Question: Two particles are in SHM in parallel straight lines close to each other. Amplitude A and time period...

Question

Two particles are in SHM in parallel straight lines close to each other. Amplitude A and time period T of both the particles are equal. At t=0, one particle is at displacement ${{x}_{1}}=+A$ and other at ${{x}_{2}}=-\dfrac{A}{2}$ and they are approaching towards each other, after what time they will cross each other?
A. $\dfrac{T}{3}$
B. $\dfrac{T}{4}$
C. $\dfrac{5T}{6}$
D. $\dfrac{T}{6}$

Answer 1

Solution

As a very first step, you will have to make a reference phase diagram for better understanding and also for an easier way to solve. There you will get the angular distance between the two particles. The midpoint of this distance will be the point at which they cross each other. You could find the time taken to reach that point accordingly.

Complete answer:
In the question, we have two particles that are moving in a straight line about an equilibrium position with same amplitude and time period. At time t=0 their displacements are given as, ${{y}_{1}}=+A$ and ${{y}_{2}}=-\dfrac{A}{2}$
So, let us make a reference phase diagram for the given two particles.
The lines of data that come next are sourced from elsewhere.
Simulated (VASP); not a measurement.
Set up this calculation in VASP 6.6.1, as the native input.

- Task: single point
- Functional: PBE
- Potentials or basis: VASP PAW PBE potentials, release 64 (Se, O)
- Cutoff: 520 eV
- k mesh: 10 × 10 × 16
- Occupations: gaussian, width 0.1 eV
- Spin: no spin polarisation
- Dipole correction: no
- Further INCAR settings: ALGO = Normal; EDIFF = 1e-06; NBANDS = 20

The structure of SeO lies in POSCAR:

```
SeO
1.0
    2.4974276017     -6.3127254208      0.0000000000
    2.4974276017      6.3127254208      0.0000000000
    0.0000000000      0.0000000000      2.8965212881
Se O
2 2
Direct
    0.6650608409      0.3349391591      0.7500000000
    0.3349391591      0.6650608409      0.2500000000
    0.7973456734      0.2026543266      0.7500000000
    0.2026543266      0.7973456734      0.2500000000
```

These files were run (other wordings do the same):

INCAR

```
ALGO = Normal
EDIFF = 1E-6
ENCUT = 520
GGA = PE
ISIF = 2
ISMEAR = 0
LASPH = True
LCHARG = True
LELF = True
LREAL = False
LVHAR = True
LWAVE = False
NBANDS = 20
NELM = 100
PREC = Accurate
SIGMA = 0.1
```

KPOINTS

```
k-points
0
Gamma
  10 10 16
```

From the given reference phase diagram we see that,
$A\sin \theta =\dfrac{A}{2}$
$\Rightarrow \theta ={{\sin }^{-1}}\left( \dfrac{1}{2} \right)=30{}^\circ$ ………………………………………….. (1)
So the total angular distance between the two particles will be,
$\omega =90+30=120{}^\circ$
Since the time period is the same for both the given particles, the angular distance travelled by both of them to reach the point at which they cross each other will be the same. So, we need to find the midpoint between the initial positions of the two particles and that will be the point at which they cross each other,
$\omega '=60{}^\circ$
Let T be the time taken to travel $360{}^\circ$ , so, the time taken to travel
$T\to 360{}^\circ$
$\Rightarrow 60{}^\circ \to \dfrac{T}{360}\times 60{}^\circ =\dfrac{T}{6}$
Therefore, we found that the given two particles cross each other at time $t=\dfrac{T}{6}s$ .

Note:
In case if you are wondering how the angular distance covered will be the same when the time period is same, recall the relation between $\omega$ and T given by,
$T=\dfrac{2\pi }{\omega }$
We have measured the angular distance from their respective initial positions as per the direction approach mentioned.